The matter is this: a nation is being dismantled by another, not through the slow erosion of custom or the quiet theft of rights, but through the sudden, violent application of force. The question is whether any of the reasons given for the current arrangement would survive a conversation with someone who owed it nothing.

We are told that this is a conflict between states. We are told that borders are lines on a map that have existed for centuries, and that to cross them is an affront to the natural order. But let us strip away the historical costume. Let us look at the arrangement as if it were proposed today, for the first time, to a reasonable person who has never heard of treaties, dynasties, or spheres of influence.

If I were to propose to you that I have the right to send machines to burn your home because my grandfather claimed the land three hundred years ago, you would not call me a statesman. You would call me a madman. Yet this is the precise logic that underpins the aggression we witness. The aggressor does not argue that the land is better governed under his hand. He does not argue that the people there wish to be ruled by him. He argues that it is his by right of inheritance, by right of history, by right of the map. This is not politics. This is the assertion that the past has a veto over the present, and that the dead are more entitled to the earth than the living.

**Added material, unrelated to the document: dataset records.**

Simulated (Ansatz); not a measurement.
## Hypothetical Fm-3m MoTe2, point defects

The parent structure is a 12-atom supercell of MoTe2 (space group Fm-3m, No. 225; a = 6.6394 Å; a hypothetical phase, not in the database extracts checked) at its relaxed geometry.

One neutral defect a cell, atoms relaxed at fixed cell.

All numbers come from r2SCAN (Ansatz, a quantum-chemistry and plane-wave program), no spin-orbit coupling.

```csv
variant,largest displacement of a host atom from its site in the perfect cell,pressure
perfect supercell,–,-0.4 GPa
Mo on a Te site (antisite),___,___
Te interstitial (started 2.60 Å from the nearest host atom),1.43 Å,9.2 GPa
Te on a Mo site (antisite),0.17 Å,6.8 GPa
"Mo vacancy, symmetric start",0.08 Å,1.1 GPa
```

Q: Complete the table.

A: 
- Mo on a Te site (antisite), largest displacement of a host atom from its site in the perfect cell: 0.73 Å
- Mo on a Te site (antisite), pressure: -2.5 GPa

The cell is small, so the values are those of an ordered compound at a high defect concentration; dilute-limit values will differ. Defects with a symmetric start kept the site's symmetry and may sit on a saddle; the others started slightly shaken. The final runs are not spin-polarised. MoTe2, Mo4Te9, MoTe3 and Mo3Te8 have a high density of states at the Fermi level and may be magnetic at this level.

The drones and missiles that fell upon Kyiv and other cities are not merely weapons of war; they are the physical manifestation of a philosophical error. They are the result of a belief that power is a thing to be held, rather than a trust to be exercised. When a government believes its authority is inherent, derived from the soil or the sword rather than from the consent of the governed, it ceases to be a government in the true sense. It becomes a parasite. It feeds on the resources of the people not to sustain them, but to sustain itself. And when that parasite is challenged, it does not debate. It bites.

Consider the nature of the attack. It is indiscriminate. It targets infrastructure, the very veins through which society flows. Why? Because the aggressor understands that a society is not a collection of soldiers, but a collection of people living together. To break the society, one must break the connections between them. This is a recognition, however brutal, that society is the primary reality, and government is secondary. The government that attacks society is admitting that it has lost the right to govern. It is saying, in effect, “I cannot persuade you, so I will destroy you.”

But destruction is not an argument. It is the absence of one.

We must be careful not to confuse the violence of the moment with the legitimacy of the cause. The fact that a thing is done does not make it right. The fact that a thing has been done for a long time does not make it right. The fact that a thing is defended by the weight of tradition does not make it right. Tradition is often merely the accumulation of past errors, preserved by the inertia of habit. When we look at the invasion of Ukraine, we see not a correction of historical wrongs, but the perpetuation of a fundamental misunderstanding of human rights.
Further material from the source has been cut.